The University of North Carolina Press continues to impress me with the books they publish. It seems that each one I read is better than the last. And, while most of the credit must go to the scholar authors, UNC Press must have excellent editors and advisers who decide what gets accepted and what doesn't.
My latest read is yet another outstanding contribution to the fine family of UNC Press Civil War era books. Glenn David Brasher's The Peninsula Campaign and the Necessity of Emancipation: African Americans and the Fight for Freedom makes such a strong argument obvious it makes one wonder why someone had not explored this particular topic previously.
Brasher contends, and I agree, that African Americans in the James/York River peninsula region were active agents in bringing about social and political changes in the first two years of the war. Even before Gen. George McClellan began his famous campaign, slaves almost a year earlier flocked to Fortress Monroe where Gen. Benjamin Butler coined the term contraband. From the very beginning of the war the slaves knew the conflict was about slavery and that they had a high stake in the outcome.
It was the Confederate's use of slave labor to build fortifications and provide additional manpower to the Southern armies on the peninsula, Brasher argues, that prompted the Union to come to the conclusion that either they too must employ blacks or be beaten. Brasher musters an army of evidence from numerous perspectives to make his claims. Letters from both Union and Confederate soldiers, as well as civilians, politicians, newspaper editors and the bondsmen themselves, all give insight into how African American slaves running away to Union lines brought about enormous and previously unfathomable changes.
Particularly intriguing and ironic was Brasher's use of numerous accounts of African American Confederates, many of whom were body servants of armed white soldiers, that were witnessed as picking up arms and killing and wounding Union soldiers. These accounts became widespread through the Northern press and prompted radical politicians to call with greater vehemence for the Federal government to at least use blacks in labor situations if not as strict soldiers.
White Union soldiers quickly found out during the Peninsula Campaign that the only reliable information they could depend on came from slaves and free blacks. In order to prevent slaves from conversing with Union soldiers slave owners told their chattels that the Northern soldiers would scoop them up and sell them to Cuba, or that Union soldiers had one eye like a cyclops and horns on their heads. The efforts to terrify slaves most often fell on deaf ears though as slaves reasoned if owners did not want them talking to the enemy then the enemy must indeed be their friends. Slaves knew the back roads and the waterways like no others and the Union army used this information to move their troops up the Peninsula. Brasher even posits that Gen. Winfield Scott Hancock earned his sobriquet "Superb" at the Battle of Williamsburg due to information gained from a slave that helped him find an obscure path that led to the Confederate flank.

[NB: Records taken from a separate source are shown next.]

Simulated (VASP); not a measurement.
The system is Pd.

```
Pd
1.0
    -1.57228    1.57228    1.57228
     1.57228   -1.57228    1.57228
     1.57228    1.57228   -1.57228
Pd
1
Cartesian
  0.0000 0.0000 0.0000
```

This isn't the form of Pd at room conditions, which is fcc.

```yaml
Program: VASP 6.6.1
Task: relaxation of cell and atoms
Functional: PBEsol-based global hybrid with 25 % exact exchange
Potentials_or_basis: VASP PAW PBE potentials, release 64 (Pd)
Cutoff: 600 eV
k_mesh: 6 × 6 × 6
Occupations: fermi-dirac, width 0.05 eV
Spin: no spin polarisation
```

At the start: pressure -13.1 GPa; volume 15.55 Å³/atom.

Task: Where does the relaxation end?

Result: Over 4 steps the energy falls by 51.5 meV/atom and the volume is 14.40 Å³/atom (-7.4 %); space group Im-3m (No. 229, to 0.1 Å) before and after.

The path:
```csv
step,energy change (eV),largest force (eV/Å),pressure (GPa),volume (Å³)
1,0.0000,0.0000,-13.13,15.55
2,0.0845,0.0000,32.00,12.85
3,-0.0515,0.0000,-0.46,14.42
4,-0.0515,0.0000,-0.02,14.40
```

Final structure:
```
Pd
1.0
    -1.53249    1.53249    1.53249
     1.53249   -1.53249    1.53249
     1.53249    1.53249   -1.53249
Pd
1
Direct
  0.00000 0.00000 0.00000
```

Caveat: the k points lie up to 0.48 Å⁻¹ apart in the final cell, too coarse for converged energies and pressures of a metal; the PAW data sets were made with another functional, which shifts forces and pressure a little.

Brasher makes a point to say that if indeed McClellan had captured Richmond to cap off the campaign then the war would have probably ended with slavery intact, and that it was only through the repulse of the Army of the Potomac that made Congress, and finally Lincoln, realize that emancipation was a necessary war measure. I have a minor quibble with this point. In my opinion if Richmond had fallen to McClellan in the summer of 1862 the Confederates would have moved the capital to another city and would have continued to fight on. There was simply still too much to lose that early in the war for the Confederates to surrender with the loss of the capital city.
To me, The Peninsula Campaign and the Necessity of Emancipation is required reading for those who need evidence that whether or not Lincoln said it or believed it at that point, the end of slavery and the perpetuation of the Union was one in the same. On a scale of 1 to 5, I give it a full 5.